Q: Did you read the early arguments made by the Attorney General in the court? They have requested the court for 46 blocks to be not de-allocated, the rest they don’t mind and also they have suggested that a penalty would be in order. Do you think that things are getting sorted out without too much of a disruption?
A: Absolutely, we need to put a lid on to all these controversies. Some wrongs might have been done but they can always be addressed through penalties and that is what they are suggesting. Plus, if you say everything is illegal and you cancel all the allocations then we start all over again, what happens to projects that are already half way down there and have already started producing? That is a very sensible thing that the Attorney General has suggested and if there is a new auction other than those which are already under production or very close to production, that is the right way to go. That is a very sensible approach to this problem, which has been hanging for too long.
Q: The other big internal we have this morning is the way the auto sales have picked up especially the medium and heavy commercial vehicle (MHCV) sales. Within that space, what would your preference be now considering that so many of the stocks have already rallied so much?
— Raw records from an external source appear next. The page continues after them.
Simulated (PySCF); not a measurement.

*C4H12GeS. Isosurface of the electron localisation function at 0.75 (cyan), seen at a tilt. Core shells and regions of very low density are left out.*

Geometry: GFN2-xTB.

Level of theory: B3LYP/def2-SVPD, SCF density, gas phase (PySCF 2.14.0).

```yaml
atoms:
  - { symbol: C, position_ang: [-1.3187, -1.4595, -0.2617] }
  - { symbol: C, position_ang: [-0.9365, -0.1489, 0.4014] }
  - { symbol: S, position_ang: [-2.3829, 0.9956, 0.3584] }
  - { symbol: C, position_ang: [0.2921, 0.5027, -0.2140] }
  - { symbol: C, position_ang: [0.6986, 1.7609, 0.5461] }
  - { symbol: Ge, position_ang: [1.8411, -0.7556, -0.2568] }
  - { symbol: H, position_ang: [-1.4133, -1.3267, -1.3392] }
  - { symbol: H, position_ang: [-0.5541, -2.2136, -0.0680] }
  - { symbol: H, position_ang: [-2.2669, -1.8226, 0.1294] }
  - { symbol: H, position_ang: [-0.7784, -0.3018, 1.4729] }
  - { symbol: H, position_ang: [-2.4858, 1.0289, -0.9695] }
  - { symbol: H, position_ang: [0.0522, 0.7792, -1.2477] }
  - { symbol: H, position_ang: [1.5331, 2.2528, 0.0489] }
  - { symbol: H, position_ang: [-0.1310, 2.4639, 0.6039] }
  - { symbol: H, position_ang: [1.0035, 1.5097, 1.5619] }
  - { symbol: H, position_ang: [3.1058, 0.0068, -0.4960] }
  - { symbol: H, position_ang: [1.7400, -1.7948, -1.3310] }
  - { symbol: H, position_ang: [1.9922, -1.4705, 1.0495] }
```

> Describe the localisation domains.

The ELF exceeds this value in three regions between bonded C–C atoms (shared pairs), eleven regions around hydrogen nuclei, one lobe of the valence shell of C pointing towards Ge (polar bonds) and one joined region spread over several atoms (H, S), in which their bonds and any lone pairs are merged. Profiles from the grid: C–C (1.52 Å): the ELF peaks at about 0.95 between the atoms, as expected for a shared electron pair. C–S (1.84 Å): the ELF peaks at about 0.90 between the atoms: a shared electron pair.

A: They have rallied but these are the early indications that the economy is getting back into shape especially the HCVs because the two-wheelers and the passenger cars are doing well for quite sometime now but the HCV is the best indicator that there is confidence to buy new commercial vehicles. So I think they are the ones which are doing better, you can see the growth numbers, the stocks which are able to grow their sales much faster, they are the ones you need to be invested in. Valuation is always an argument, the best stocks you will never get cheap but if you have that confidence that the market is going to give you good returns, they are the stocks incrementally that will give you even better returns. Therefore, this valuation is not exactly great argument when in bull markets and we are in one.